Another really good book on how to understand statistics is Motulsky's Intuitive Biostatistics - it introduces all common "tests" and methodologies people working in the life sciences use, but without the formulas (you use R for that anyway). It's more about the caveats of each test, in which situation you'd use it, what can go wrong, how to interpret the results etc., all written in a very lively style.

sonabinu · on April 26, 2015

There is a sampler for a taste of what's in there http://cdn.oreillystatic.com/oreilly/booksamplers/9781491901...

mdesq · on April 27, 2015

Thanks Joel. I just purchased both the print and ebook copies from O'Reilly. This is exactly what I've been looking for.

kunjaan2 · on April 26, 2015

Could you please post this on /r/machinelearning as well with an AMA? Thanks.

blumkvist · on April 26, 2015

Good that it discusses overfitting.

I can't help but wonder about those recommender systems. With so little material on statistics I have to assume it's only about observational data, which is the best way to make the millionth+1 useless recommendation engine.

And why is it that the "data science" books never discuss DoE?

x0x0 · on April 26, 2015

Most data scientists, particularly those coming from the cs department, lack most probability and statistics fundamentals. I doubt many of them have even heard of an anova, or sampling distributions, F tests, chi2, etc.

To be fair, ml tends to focus very heavily on prediction, not inference / interpretation of betas. In many tree models how to even understand coefs is an open question.

ced · on April 27, 2015

anova, or sampling distributions, F tests, chi2

Most of the big ML books are heavily Bayesians, and these subjects are less discussed (though IIRC Gelman's book has a "Bayesian ANOVA"). Even Elements of Statistical Learning, which is very frequentist in its approach, only references ANOVA in passing. Do you have any book to recommend about these fundamentals?

x0x0 · on April 27, 2015

basic level, very approachable, filled with case studies (and with R code to run them easily found), but stupidly expensive: _statistical sleuth_ by ramsey (but, you know, pdfs can be found on the internets)

intermediate level, covers some blocking IIRC: _Statistics for Experimenters_ by Box et al

advanced: I thought quite good, but classmates did not universally love. Unfortunately does not come with case studies or R code to run them; I have a bunch but (very unfortunately) printed instead of computerized and, in any case, probably copyrighted by my professors. _Experiments: Planning, Analysis, Operation_ by Wu and Hamada. The math is not complex but can be involved for various types of blocking designs.

ced · on April 27, 2015

Thanks a lot, statistical sleuth looks very readable and interesting!

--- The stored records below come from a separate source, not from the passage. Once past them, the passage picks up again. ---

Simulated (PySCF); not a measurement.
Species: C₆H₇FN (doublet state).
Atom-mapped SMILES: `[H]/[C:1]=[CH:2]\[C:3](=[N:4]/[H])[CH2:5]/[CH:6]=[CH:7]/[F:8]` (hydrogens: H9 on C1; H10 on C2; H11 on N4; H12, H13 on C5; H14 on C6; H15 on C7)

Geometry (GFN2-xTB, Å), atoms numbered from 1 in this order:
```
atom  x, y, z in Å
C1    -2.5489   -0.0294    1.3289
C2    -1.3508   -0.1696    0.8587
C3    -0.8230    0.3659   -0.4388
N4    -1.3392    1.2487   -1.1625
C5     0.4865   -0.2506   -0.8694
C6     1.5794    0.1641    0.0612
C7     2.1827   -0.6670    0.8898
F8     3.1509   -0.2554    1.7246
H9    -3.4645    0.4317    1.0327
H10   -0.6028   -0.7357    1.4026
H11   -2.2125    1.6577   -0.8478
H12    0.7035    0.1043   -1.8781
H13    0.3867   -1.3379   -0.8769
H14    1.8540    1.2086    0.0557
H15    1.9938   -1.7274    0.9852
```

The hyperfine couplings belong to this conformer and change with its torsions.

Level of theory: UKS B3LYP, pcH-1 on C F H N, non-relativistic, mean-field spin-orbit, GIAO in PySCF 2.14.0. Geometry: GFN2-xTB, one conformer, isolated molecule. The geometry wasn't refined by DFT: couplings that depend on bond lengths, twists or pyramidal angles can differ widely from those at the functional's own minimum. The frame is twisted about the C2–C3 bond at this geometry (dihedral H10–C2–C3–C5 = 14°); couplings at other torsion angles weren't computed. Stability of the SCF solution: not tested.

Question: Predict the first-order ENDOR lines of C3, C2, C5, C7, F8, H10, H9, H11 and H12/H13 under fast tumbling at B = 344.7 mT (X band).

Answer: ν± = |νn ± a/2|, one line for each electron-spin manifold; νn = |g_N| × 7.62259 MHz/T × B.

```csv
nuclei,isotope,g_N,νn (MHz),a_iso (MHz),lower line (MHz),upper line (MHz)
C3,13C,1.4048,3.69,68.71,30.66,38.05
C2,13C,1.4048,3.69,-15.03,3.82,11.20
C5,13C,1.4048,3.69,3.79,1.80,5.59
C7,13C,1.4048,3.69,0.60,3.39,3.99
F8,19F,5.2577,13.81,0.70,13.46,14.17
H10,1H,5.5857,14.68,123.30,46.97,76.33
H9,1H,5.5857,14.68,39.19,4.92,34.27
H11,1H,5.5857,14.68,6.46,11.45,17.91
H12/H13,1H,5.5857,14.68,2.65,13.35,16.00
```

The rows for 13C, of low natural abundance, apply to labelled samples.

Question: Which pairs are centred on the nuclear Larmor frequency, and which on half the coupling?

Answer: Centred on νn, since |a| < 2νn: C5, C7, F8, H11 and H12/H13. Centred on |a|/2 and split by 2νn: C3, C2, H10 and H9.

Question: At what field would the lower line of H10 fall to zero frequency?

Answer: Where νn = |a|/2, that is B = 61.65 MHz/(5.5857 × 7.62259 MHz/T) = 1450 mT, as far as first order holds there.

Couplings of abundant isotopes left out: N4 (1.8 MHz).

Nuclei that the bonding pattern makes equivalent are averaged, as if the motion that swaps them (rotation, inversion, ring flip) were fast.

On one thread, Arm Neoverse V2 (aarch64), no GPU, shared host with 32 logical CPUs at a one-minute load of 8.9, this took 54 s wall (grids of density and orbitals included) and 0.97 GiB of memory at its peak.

How do you feel about the Bayesian approach to these questions? (cf. Gelman's Bayesian Data Analysis)

Goladus · on April 26, 2015

What is DoE? I hear DoE and I think "Department of Education" or "Department of Energy" which is also what comes up in a web search...

christopheraden · on April 26, 2015

Most likely http://en.wikipedia.org/wiki/Design_of_experiments

ced · on April 26, 2015

Do you have any reading recommendation about DoE?

memilanuk · on April 27, 2015

I've been wondering just about exactly the same thing - why DoE gets no love, while everyone is crazy for ML.